To be a Chairman
Posted on March 16, 2013
When I drove through the pouring rain down to Oakley Cricket Cricket club this morning with week to forget still releasing itself from my mind, I could have been excused for wondering why on earth I had taken on the role of Chairman. However, there is some sort of egotistical pleasure I gain from giving something back to the community and working with fellow volunteers who have become friends that I would have never met otherwise in area of Hampshire which is not my original home.
As someone who is addicted to any form of sport ( We are talking about a man who frantically paced the room as Nick Skelton was going for Olympic gold in Show Jumping) I have at some point been involved in many different sporting activities but none have gripped me in the same way that cricket does with its decent people and sociable nature. I have in my time tried all the following sports with the varying degrees of failure that comes with being the Jack of all but master of none:
Football: A decent forward but with a general dislike of footballers
Tennis: A reasonable serve and forehand but a backhand on a par with your average dormouse and an arse so short that it allows me to be lobbed the second I move from the baseline
Badminton: Reasonably agility but beset with the same issues I have with tennis
Golf: Once an 8 handicap but with equal ability to carry out angry assaults on golf clubs and an insatiable desire to carry out further assaults on clubhouse wankers
Athletics: I was once quick over ten yards until my body more often than not, overtook my legs and I ploughed the turf with my teeth
Rugby: A reasonable fly half but with a morbid fear of getting my face too near to the armpit or scrotum of another male
The bar at Oakley Cricket Club
So that leaves cricket, a game that I have failed to master to any real degree except the tedious skill of wicket protection that once had an opposing playing naming me Brigadier Blockaball. However,I just love the game and everything that comes with it, the banter, the friendships and the unique experience of playing sport with all age groups. Last year I played several times with a team that featured a 13 year old and a 63 year old. I can’t think of another sport like it.
Of course, I decided to be the Chairman for the community spirit and the leadership qualities I can offer the club, but from a more sinister point of view, it also means that I can almost guarantee myself a game every week instead of being overlooked in favour of a nine year old with a better technique and the prospect of adding more runs to the scoreboard than me resembling a corpse with pads on. If you are prepared to stand in the pouring rain on a Saturday morning as a chairman resembling a drowned rat rather than a fat cat, it has to come with some benefits doesn’t it?

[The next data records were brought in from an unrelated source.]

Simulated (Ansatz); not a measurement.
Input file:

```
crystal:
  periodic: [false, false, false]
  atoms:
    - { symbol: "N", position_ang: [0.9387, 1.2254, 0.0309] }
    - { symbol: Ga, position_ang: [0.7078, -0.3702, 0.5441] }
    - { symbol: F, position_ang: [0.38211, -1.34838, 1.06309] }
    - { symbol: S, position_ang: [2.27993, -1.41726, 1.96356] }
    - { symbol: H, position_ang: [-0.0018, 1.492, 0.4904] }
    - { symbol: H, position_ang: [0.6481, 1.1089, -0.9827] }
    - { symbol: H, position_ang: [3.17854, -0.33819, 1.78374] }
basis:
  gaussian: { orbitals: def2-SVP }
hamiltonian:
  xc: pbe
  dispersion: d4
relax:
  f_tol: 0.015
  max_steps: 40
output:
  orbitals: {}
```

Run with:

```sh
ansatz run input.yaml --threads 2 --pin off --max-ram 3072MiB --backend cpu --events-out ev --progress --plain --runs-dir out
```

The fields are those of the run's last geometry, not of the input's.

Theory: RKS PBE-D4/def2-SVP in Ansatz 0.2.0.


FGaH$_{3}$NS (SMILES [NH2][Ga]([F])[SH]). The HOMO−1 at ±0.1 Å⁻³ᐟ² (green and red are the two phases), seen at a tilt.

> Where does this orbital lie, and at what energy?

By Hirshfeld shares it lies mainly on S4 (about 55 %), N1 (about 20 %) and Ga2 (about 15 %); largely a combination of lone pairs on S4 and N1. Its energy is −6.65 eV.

So, even though the weather was at its foulest this morning, I reminded myself it is actually March and the new season is weeks, rather than months away and that filled me some much needed cheer at the prospect of another summer where I will try to plunder that elusive fifty runs that have have so far eluded me and never really looked likely. However, this year I have the benefit of guaranteed selection and my late friend and cricketing legend Tony Lydeard looking from above to spur me on. Hopefully, there is a club somewhere that has a paraplegic 80 year old pie chucker to aid me with my quest. Last year I took apart a tearful ten year old girl in an innings that included a first ever six but sadly, I ran out of Overs and ended unbeaten on 32, the closest I have come so far.
Since I started the Colts section with ten players post 2005 Ashes, it has grown, with the admirable help of others, to the point where we now have 90 kids from age groups nine to sixteen and several of that original group are now regulars in the men’s teams. Now, as the Chairman, with the committee I have around me, the intention is to make Oakley Cricket Club somewhere local people want to be part of for playing and social reasons. If I achieve that, it has to be worth a bench with my name on it when I croak it doesn’t it?
It’s just a shame I wont be around to stick my big egotistical arse on it.